Growing is what happens while I’m busy doing other stuff. My awareness is directly proportionate to the amount of time I have to actually realize the difference between today and two years ago. My perspective is relative to the amount of sleep I’ve had the night before and my response?
Today is one of those moments where I cannot be silent.
G-d is doing something in my heart. A rejuvenation of spirit, a reintroduction of joy.
It’s delightful. And delicious.
Silly. I know this may appear silly to anyone else but it is fantastic to me. This is not giddy, adrenaline infused “happy”, but a tempered, refined joy that softly glistens with the shimmer of shed tears and echoes of whispered prayers in the middle of the night. At the heart of it is a seed of hope that cannot be deferred.
I am in awe of a simple G-d, a quiet faith, a gentle drawing of the Spirit. A wooing, if you will, that I find myself unable to resist. I have rediscovered the kind of prayer that doesn’t involve copious use of “Father G-d”, “just” or countless varieties of Christian speak that defy logic and confuse the issue. I have need. I have Someone who listens. The Word is opening up to me again. Unfolding in front of me. Just the Word. Without additional commentary. My brothers encouraging me through the Epistles. My Father declaring His Glory in the Psalms. My Lord tenderly feeding those who could not feed themselves. The Spirit of G-d covering and comforting, keeping and teaching.
I’m not fancy over here. No deep eschatology debates. No inference of hidden meanings in ancient texts. No ritual. No rites. No orthodoxy. Just faith. Hope. Love.
I know whom I have believed. He will keep me. And that’s enough.
Enough. Now that’s silly. It is beyond expectation. Almost beyond description.

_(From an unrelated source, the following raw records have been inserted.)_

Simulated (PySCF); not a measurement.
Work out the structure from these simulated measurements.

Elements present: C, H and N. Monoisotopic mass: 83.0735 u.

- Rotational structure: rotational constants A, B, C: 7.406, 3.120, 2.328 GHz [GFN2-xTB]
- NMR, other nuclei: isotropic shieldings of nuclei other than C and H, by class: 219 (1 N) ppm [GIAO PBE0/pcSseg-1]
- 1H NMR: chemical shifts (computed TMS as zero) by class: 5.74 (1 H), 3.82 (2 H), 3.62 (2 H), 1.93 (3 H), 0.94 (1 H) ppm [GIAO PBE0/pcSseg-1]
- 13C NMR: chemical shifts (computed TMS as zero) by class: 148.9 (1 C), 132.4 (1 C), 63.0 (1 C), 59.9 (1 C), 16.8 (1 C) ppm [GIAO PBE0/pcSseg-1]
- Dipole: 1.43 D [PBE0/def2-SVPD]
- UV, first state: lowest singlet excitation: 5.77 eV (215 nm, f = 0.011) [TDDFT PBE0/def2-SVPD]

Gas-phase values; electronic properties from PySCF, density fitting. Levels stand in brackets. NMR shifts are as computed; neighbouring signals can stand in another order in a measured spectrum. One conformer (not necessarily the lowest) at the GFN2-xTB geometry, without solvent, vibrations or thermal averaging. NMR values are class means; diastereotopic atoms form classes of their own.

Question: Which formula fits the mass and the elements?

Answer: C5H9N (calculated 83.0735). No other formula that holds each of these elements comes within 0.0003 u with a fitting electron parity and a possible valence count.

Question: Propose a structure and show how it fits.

I find myself talking to a friend, walking away marveling at a nugget of Truth I’ve just realized and then becoming excited that I have been taught. I don’t even care if they heard me or not! I find myself quoting Scripture instead of opinions and offering prayer instead of advice.
G-d has been quietly at work while I’ve been busy doing other things. I cannot believe how blessed I am because He continued.
In spite of me.
Apparently He thinks I’m worth it. Even when I cannot see how. Even when all I have to offer is the widow’s mite.
Poor in spirit. Rich in grace.
Filled with joy.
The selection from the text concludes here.